Landowner criticises Planning’s stance on derelict glasshouses

Kevin Hervé at the derelict glasshouses at Les Tours Farm in St Clement. (38976584)

Regulations are hampering attempts to redevelop glasshouse sites, a former tomato farmer has said after a 23-year battle with the Planning Department left his family with mounting debt and an uncertain future.

Kevin Hervé, who operated Les Tours Farm in St Clement for decades, has urged the government to ease the rules and raised concerns that derelict sites pose safety risks.

His comments come after the government recently clarified rules for the redevelopment of derelict and redundant glasshouses, following a consultation earlier this year that indicated support for allowing some sites to be used differently.

Mr Hervé’s farm, which once supplied tomatoes to major UK supermarkets such as Tesco and Waitrose, ceased operations in 2008 due to increased competition from larger European producers that led to the collapse of the local industry.

With no government subsidies or support, Mr Hervé said his business, like many others in the Island, could not compete.

“I went out of business,” Mr Hervé explained. “And virtually every other Island tomato grower also went out of business that year.”

Since then, the glasshouses at Les Tours Farm have fallen into disrepair.

Mr Hervé’s insurance company declared the structures unsafe for use in 2014 – which ended any possibility of renting them out.

In November, Storm Ciarán caused further damage. St Clement was among the hardest-hit areas and the severe weather included a tornado – measured as the most powerful in the British Isles in 70 years – which tore through the parish.

The extent of the damage has made Mr Hervé worry about the safety of children who play nearby.

“If a child falls through that greenhouse and gets badly injured or even worse, who’s responsible?” he asked.

“I don’t want anybody injured, and they [the greenhouses] are dangerous.”

Despite spending hundreds of thousands of pounds on site maintenance and planning applications over the past 23 years, the Hervé family’s proposals have repeatedly been rejected.
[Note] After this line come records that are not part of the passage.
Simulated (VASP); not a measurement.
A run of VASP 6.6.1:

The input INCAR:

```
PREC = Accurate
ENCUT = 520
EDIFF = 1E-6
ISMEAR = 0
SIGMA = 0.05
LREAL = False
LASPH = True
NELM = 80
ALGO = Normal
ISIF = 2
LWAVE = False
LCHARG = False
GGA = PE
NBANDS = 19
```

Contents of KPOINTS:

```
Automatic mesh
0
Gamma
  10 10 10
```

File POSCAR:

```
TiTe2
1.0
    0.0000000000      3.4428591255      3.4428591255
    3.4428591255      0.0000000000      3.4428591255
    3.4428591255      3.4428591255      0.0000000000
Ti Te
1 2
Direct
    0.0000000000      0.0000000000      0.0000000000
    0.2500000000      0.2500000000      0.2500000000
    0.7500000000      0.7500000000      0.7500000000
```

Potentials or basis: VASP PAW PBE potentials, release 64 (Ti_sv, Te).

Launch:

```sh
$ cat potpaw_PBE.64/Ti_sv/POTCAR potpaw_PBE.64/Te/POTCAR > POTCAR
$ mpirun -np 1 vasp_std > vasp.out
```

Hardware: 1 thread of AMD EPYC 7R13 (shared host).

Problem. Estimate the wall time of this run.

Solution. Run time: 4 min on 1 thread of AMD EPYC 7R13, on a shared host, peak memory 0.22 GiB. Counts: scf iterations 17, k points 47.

A recent application to build seven houses and storage units at the site, while also restoring half of the area for agricultural use, was turned down.

“The planning office didn’t give us any advice or help at all,” Mr Hervé said.

“We’ve spent three- to four-hundred-thousand pounds so far, and it would take another million to get the site back to just soil.

“There’s no money to do that.”

Mr Hervé claimed current planning policies were not only inflexible, but also inconsistent.

He said that while his application was rejected, other landowners had been granted permission to build houses on similar sites.

“They [Planning] need to examine their own policy and talk to the people who have been in the industry for so long,” he said.

“It’s a big, long history of planning nonsense. They’ve not come up with any solution. They’ve come up with the same old nonsense.”

The government has recently taken steps to address the issue of derelict and redundant glasshouses.

Under the Bridging Island Plan, commercial glasshouses are considered temporary structures that should be removed at the end of their economic life, with the land returned to farming.

However, earlier this year, the government sought Islanders’ views on allowing some glasshouse sites to be redeveloped.

Following this consultation, officials published more detailed assessment criteria for the redevelopment of such sites.

This supplementary planning guidance, published last month, allows for the redevelopment of glasshouse sites only in “exceptional circumstances”.

Mr Hervé said that his situation should qualify as exceptional and that the criteria remains too restrictive. He added that more needs to be done to find practical solutions for these derelict sites.

In response, Environment Minister Steve Luce said: “The supplementary planning guidance offers more detail for the owners of derelict glasshouse sites to establish what options may be available to them, but it cannot change the policy as detailed in the Island Plan.

“It was therefore never the intention for the SPG to allow for the turning of derelict glasshouses into housing sites overnight. However, it continues to be the case that in certain circumstances a proposal could be made to allow some development in exchange for major environmental gains for Islanders.”